The Institute of Chartered Accountants in England and Wales Narrative Assurance Working Party (“the ICAEW Narrative Assurance Working Party”) has published a report exploring the potential for assurance services to be extended to cover, not just the financial statements, but the whole of the annual report.

For accounting periods ending on or after 30 September 2013, all companies (except those that are small) will have to comply with the new “narrative reporting” regulations issued by the Department for Business, Innovation and Skills (BIS) which, among other things, will require all companies to prepare a strategic report, replacing the current business review.  As well as disclosing information on the company’s strategy, business model and risks, quoted companies will also have to disclose information on human rights and diversity in the strategic report and greenhouse gas emissions in their directors’ report.  

Currently there is no obligation for companies to have this information audited but these regulations will increase the attention stakeholders will pay to the “front half” of annual reports.  

The ICAEW Narrative Assurance Working Party report “The Journey: Assuring all of the Annual Report?” explores the “challenges and opportunities involved in assurance over the annual report” and is an extension of the debate held by The Institute of Chartered Accountants of Scotland (ICAS) in their discussion paper; “Balanced and reasonable” which recommended that the auditor should provide an explicit opinion that the management commentary in the annual report is balanced and reasonable and free from spin. 

As consequence of the financial crisis, more questions are being asked about the value of corporate reporting and the related assurance. Often these questions concern perceptions that the story presented by management in the narrative commentary within the annual report is not free from spin and does not provide users with an insight into the way in which the organisation is being directed.  The ICAEW comment that trust in business information can be achieved through assurance on the whole of the annual report and are of the opinion that this is also achievable. 

Adding to the weight of their argument, the ICAEW comment that organisations are already asking for additional assurance reports aside from the traditional audit report on the financial statements and hence this “indicates that there is a market need for more assurance than is required by law”. 

The ICAEW Narrative Assurance Working Party report puts forward four scenarios for assurance over the narrative part of the annual report:

  • No assurance is given over any part of the annual report apart from the financial statements. 
  • The audit report is accompanied by an assurance report covering one or two other aspects of the financial statements.
  • The audit report is accompanied by an assurance report covering most of the rest of the annual report.
  • A single assurance report replaces the audit and gives one opinion over the whole of the annual report. 

Details are provided for each of these proposed scenarios and an analysis of how this may be achieved.  The first scenario is the current situation for many companies and the last scenario is the ideal where there will be one provider assuring the whole of the annual report and only one opinion. 

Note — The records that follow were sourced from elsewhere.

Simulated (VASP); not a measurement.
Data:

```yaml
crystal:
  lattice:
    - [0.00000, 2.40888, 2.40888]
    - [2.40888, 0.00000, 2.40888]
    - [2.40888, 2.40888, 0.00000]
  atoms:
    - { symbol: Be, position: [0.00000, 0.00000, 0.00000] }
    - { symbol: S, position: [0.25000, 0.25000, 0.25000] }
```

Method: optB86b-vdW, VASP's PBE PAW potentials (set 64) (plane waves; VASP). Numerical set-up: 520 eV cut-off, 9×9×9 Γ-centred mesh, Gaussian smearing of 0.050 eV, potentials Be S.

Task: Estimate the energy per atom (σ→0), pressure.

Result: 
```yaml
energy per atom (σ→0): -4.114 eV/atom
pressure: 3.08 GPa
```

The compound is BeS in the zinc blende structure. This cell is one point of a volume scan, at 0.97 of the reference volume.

The ICAEW Narrative Assurance Working Party recognise that there will be challenges to be addressed before assurance over the whole of the annual report can be provided.  They raise five key questions that need to be answered before “an assurance opinion is to be provided over narrative reporting at all”: 

    1. What does ‘fair, balanced, and understandable’ mean in practice?
    2. How can a business preparing an annual report, and their assurance provider, know what the content of the annual report should be?
    3. How do a business preparing an annual report, and their assurance provider, decide what is material in a narrative report?
    4. How can an assurance opinion on risk disclosures conclude that they are fair, balanced and understandable?
    5. How can an assurance opinion over forward-looking information be supported with evidence? 

The report will be followed up at a later date, exploring the issues identified in more detail.